Ryan Coogler’s “Black Panther” a Wonderful Marvel Adventure

Writer/director Ryan Coogler’s entry into the Marvel franchise, Black Panther (B+), is a regal rouser with a superhero who also presides as monarch of a fictional secret African nation. Chadwick Boseman is dashing as the lead in the globetrotting film set largely in his high-tech palace city, but (like Thor) he’s often upstaged by a moody, Machiavellian villain, played with swagger by Coogler muse Michael B. Jordan. A supporting cast including Lupita Nyong’o, Daniel Kaluuya, Angela Bassett and Forest Whitaker brings pluck to the proceedings, but the best actors in the bunch are Winston Duke as a reluctant warrior and Letitia Wright as the king’s Q-like kid sis. The film takes a while to accelerate into the throne room barn burner it becomes, but once it generates steam, there’s a deliciously delirious set of showdowns in Korean crime dens, atop waterfall cliffs, in battle meadows and aboard Tron-like light rail tunnels. It’s a vibrant adventure and a morally urgent political parable that delivers on a variety of levels.

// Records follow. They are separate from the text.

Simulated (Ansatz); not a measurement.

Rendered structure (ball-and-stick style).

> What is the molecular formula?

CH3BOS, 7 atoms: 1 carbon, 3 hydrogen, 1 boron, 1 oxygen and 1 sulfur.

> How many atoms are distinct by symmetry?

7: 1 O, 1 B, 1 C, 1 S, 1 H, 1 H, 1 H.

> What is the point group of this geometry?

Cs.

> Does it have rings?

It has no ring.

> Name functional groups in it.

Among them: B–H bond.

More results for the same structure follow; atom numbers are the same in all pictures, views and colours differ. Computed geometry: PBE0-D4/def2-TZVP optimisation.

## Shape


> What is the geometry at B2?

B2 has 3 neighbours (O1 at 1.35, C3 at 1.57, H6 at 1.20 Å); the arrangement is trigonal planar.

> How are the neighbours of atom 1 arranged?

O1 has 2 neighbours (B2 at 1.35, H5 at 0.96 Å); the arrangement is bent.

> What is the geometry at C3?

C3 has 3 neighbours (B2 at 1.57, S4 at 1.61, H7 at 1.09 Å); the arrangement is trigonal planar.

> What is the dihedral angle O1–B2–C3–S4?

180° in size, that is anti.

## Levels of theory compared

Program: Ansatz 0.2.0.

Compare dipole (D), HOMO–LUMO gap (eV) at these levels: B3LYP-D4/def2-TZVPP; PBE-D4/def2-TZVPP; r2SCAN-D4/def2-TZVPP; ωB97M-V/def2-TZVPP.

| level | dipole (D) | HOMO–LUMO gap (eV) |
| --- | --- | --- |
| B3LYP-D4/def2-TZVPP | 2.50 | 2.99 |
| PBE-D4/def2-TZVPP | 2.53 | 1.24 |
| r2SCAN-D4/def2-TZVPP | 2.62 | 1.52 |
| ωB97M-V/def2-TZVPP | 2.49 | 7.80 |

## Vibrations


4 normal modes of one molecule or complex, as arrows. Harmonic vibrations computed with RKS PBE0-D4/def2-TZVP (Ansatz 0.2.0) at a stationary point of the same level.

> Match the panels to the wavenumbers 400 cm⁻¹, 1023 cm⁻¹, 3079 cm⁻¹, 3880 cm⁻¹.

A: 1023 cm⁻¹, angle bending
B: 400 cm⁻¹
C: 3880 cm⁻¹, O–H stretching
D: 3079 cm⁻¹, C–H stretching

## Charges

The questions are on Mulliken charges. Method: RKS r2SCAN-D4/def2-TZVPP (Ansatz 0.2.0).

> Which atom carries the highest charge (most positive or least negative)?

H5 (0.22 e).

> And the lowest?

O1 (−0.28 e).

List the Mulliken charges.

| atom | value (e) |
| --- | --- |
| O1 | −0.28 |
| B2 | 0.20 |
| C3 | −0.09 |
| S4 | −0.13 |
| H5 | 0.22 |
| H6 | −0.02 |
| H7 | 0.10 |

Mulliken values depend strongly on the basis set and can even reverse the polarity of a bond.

“John Wick: Chapter 2” Doubles Down on Nonstop Action

The second chapter of unexpected action franchise opens the universe further.

Chad Stahelski’s John Wick: Chapter 2 (B) doubles down on the surprisingly solid franchise’s signature nonstop action while expanding the backstory and lore of Keanu Reeves’ eponymous character, a retired hit man seeking vengeance. Who would have guessed this wall-to-wall actioner would go full Godfather 2 and serve up a gracious expanded universe? The acting is pretty sloppy, but the fight choreography is to die for. Full-on action in New York City and Rome lead to a nifty cliffhanger and certainly another sequel.

“Star Wars: The Last Jedi” Takes Some Wild Swings

Step right up, ladies and gentlemen, for a sensational three-ring outer space circus featuring amazing planets, phenomenal creatures, stunning acrobatics and very little believable plot or character development. Star Wars Episode VIII: The Last Jedi (B) is basically Rian Johnson’s Galactic Exposition of 2017, in which the visionary sci-fi writer/director assembles an absolute cavalcade of activity while neglecting the delights the preceding film breathed into a trio of new central characters, a bratty villain and a spherical droid. During its bloated running time, Johnson introduces far-fetched new technologies and powers for his ensemble but requires most of them to tread water until what is expected to be the conclusion of this trilogy when J.J. Abrams retakes the reigns. This middle film’s marvels include a pretty casino planet and at least one intergalactic dogfight with pizzazz, lots of cotton candy for the soul. Misfires involve both old and new characters, who behave with perplexing lack of clarity and continuity; some are done no favors through long periods of separation. There’s a gas shortage that rivals the taxation disputes of the prequels in terms of dramatic inertia and at least one moment of sky walking that defies both gravity and belief. Laws of space and time, be damned! Even for this fantasy space opera, this one hits some bizarro notes. For all its fussy audacity, you may leave this funhouse a bit dizzy and more confused than you should feel for the ride.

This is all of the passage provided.